At the time when "Energy-Star" labels went onto most Dell PCs in 1999,
the experts were discussing the total power consumption of office
equipment and network infrastructure. An estimate of 74 TeraWatt-hours
(TWh) per year is estimated up. The Internet barely makes a blip in the
total (copiers and laser-printers are just way better "consumers" than
modems), with telecommunications equipment taking about 5-10% of this
total or about 7Twh/y ... note that this is in 1999 and for the US
A few year later in 2002-2003, the reports were refined and give a
number of scenarios with interesting sounding names like "Zaibatsu",
"Cybertopia" and "Net Insecurity" which solidify a new conservative
estimate to around 3.5% of TOTAL power consumption.

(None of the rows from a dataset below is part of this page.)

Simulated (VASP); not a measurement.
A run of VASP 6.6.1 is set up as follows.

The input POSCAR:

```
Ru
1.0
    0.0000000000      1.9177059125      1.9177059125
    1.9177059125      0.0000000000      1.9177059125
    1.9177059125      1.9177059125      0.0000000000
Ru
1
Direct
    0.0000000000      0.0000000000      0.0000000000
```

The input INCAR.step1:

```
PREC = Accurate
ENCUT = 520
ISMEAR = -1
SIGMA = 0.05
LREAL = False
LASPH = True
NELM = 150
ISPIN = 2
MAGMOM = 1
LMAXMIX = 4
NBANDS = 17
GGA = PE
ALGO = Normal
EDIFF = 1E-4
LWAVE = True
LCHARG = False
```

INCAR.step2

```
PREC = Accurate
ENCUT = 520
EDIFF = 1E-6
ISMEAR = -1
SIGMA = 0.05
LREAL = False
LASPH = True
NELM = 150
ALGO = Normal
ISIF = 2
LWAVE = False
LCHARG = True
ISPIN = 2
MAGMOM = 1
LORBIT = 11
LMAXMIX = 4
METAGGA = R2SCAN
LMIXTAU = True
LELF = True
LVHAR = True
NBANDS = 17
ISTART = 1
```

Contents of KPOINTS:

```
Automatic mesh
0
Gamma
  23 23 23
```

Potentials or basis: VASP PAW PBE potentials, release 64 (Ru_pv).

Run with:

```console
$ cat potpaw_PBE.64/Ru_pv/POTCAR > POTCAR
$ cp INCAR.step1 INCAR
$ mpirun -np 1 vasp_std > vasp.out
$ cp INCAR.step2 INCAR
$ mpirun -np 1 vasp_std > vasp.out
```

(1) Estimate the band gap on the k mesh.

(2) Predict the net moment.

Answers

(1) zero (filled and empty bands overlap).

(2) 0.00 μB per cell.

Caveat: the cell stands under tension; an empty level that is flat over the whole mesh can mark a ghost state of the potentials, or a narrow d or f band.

Today usage is further up (as usage grows), so we can assume a
conservative level of 4% of total power consumption, factor in the 4TW
of US usage in 2006 and get a nice amount of 1401 TWh/year (including
all the office equipment again). Thus our 5% Internet portion, is now
at a whopping 70 TWh/year - perfectly in line with the 10-fold grows in
hostnames from 1999 to today as reported by Netcraft.
Will the trend continue. Sure it will! With more always-on-devices and
entertainment platforms like the PS3 that would be considered a
supercomputer just 10 years ago, we will definitely continue to use
more power for our IT needs. Even though companies such as Apple like
to put a positive spin on it --
https://www.apple.com/environment/energyefficiency/ -- the fact is, that
current hardware (CPUs, video cards and even networking equipment) will
use more power. And new operating systems like Microsoft's Vista, which
will require a 3D accelerator card (the second larges power consumer in
a PC) - a software move that will push for more transistors running at
higher speeds on Millions of desks. Thermal design is really the
primary limiting factor in microchip design today and current
processors burn up as much as 100W of power when in use.
But hey, I forgot one more thing: The production costs for all the
equipment that runs the show! Its a bit like the hybrid-car-connundrum:
Forget hybrids, but give me a car that lasts 5 more years - that's
green. Because on a whole, the longer lasting car will probably save
more energy than driving one of the latest battery-powered gizmos would
- because a lot of energy is spend on making the car in the first
place. The same applies to the tech equipment: Five new computers over
a period of 10 years (28GJ) is about two-thirds of a car (47GJ) in
terms of energy consumption for production.
So this leaves my environmental conscience - as tech worker, full-time programmer, dare I say internet-addict - with quite a bad feeling about the whole thing and one can only hope that technological advances will turn the trend around in the near future. As an individual, I think one can try to do more with less, keep the old stuff and live with simpler cooler-running technology as long as possible. But in the end it leaves me still a searching for practical answers ...
NYT Article - Hiding in Plain Sight, Google Seeks More Power ... its more like 450K Servers for Google soon. Heck, they build besides a river like a power plant. Also, Microsoft seems to be aiming to be the king of the hill with 800K server by 2011!